New Restaurant & Bakery Combo Brings Food, Drinks and Sweets to Zionsville

Writer  /  Christy Heitger-Ewing
Photographer  /  Amy Payne

Kate Drury practiced law for 10 years, all the while dabbling in business ownership on the side. She owned a boutique for a bit before selling it and opening the Flying Cupcake in 2007 (now in six Indy locations) and the Dancing Donut in 2015 in Fishers. In October, she debuted her most recent venture — the Lemon Bar, located in downtown Zionsville.

“I like to evolve and try new things,” says Drury, who describes her new business as a hybrid restaurant and bakery that offers lunch, dinner, dessert and drink menus. “We have beer, wine and cocktails, along with sandwiches, soups and big-bowl salads.”

They start serving lunch at 10:30 a.m. and switch to the dinner menu at 5 p.m., which consists of heartier items such as meatloaf and mashed potatoes.

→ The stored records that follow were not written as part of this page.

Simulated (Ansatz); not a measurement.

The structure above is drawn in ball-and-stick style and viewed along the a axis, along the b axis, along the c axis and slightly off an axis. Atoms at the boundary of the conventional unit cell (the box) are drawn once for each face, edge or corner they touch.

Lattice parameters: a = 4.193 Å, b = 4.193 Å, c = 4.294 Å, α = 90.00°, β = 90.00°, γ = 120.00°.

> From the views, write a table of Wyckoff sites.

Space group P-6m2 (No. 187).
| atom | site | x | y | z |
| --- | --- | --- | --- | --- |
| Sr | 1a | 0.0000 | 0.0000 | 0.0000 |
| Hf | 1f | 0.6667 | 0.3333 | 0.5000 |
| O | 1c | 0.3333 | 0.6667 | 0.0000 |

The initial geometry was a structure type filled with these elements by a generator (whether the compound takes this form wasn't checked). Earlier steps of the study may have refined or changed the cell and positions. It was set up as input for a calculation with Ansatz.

“We are very comfort-food oriented,” says Drury, noting that customers have been going crazy for the soups, which are made in-house, 100 percent from scratch. “People have been ordering seconds because they’re so tasty.”

The fried green tomato BLT made with Bloomington’s Scholars Inn bread is very popular as is the roasted butternut squash. Everything is fresh. They even toast the pumpkin seeds that top it. The Hoosier Cheese Board (made up of Indiana cheeses) and the Hoosier Poutine (thick fries smothered in Sage Sausage gravy and topped with cheddar cheese) are also slam-dunks.

They offer a great selection of local beers. Plus, the bartender incorporates local options into drink combinations such as Mogul Gin and Vodka.

In most restaurants, customers come in for a meal and the dessert is an afterthought. Not so at the Lemon Bar, where desserts are their specialty.

“People often split a giant slice of cake because they know our dessert quality,” Drury says. “They don’t always know about all the other stuff we offer, though, so they try a meal or a drink and are pleasantly surprised.”

The Lemon Bar

Customer response thus far has been phenomenal. Not only is there a daily wait for lunch, but folks are also praising Drury for bringing something unique to Zionsville. Perhaps the biggest indicator of success is the number of repeat customers Drury has already seen.

“That’s the difference of if you’re going to make it or not — if people come back time and again,” says Drury, who chose this charming location because she wanted a building rich with history. Originally erected in the 1950s as a car wash (there are three distinct bays), Drury was drawn to the architecture. But it required substantial renovations.

“The place didn’t have correct plumbing,” she says. “The floors were way out of whack, level-wise, with an eight-inch difference between one side of the building and the other. It would’ve been far simpler to level it and rebuild, but I wanted to preserve the building’s heritage.”

She kept all original trusses and as much brick as possible. She then had a blast decorating the interior, incorporating tons of twinkle lights on the ceiling and rafters. She also ordered several 1930s green floral lampshades from a vendor in Paris, making sure to provide a nice balance between the feminine and the industrial. For example, she’s got black framed glass garage doors juxtaposed with lemon wallpaper. She also hung a crystal chandelier with blue droplets above stark concrete floors.

The unique countertop, which surrounds the hostess stand and several other walls is fashioned out of something that looks like shingles on a dollhouse.

“It’s a subtle detail, but it makes the room,” Drury says. “The same is true of the handmade paint effects. It’s made to look like an old garage with layers of paint but it’s actually new, safe and fresh.”

Though the building sits on the original footprint, Drury added a private party room with tall ceilings, a giant chandelier and a faux fireplace that can accommodate up to 18 guests.

Drury and her husband, Cameron, have three teenagers, which means busy schedules and lots of time juggling. Still, she wouldn’t change it for the world.

“My husband is extremely understanding and supportive,” Drury says. “We love this place. In fact, we joked before we opened that if all else failed and nobody came, we would just hang curtains and move in.”

It’s safe to say they won’t be setting up cots anytime soon. The Lemon Bar, open Tuesday through Sunday, is a hit in Zionsville.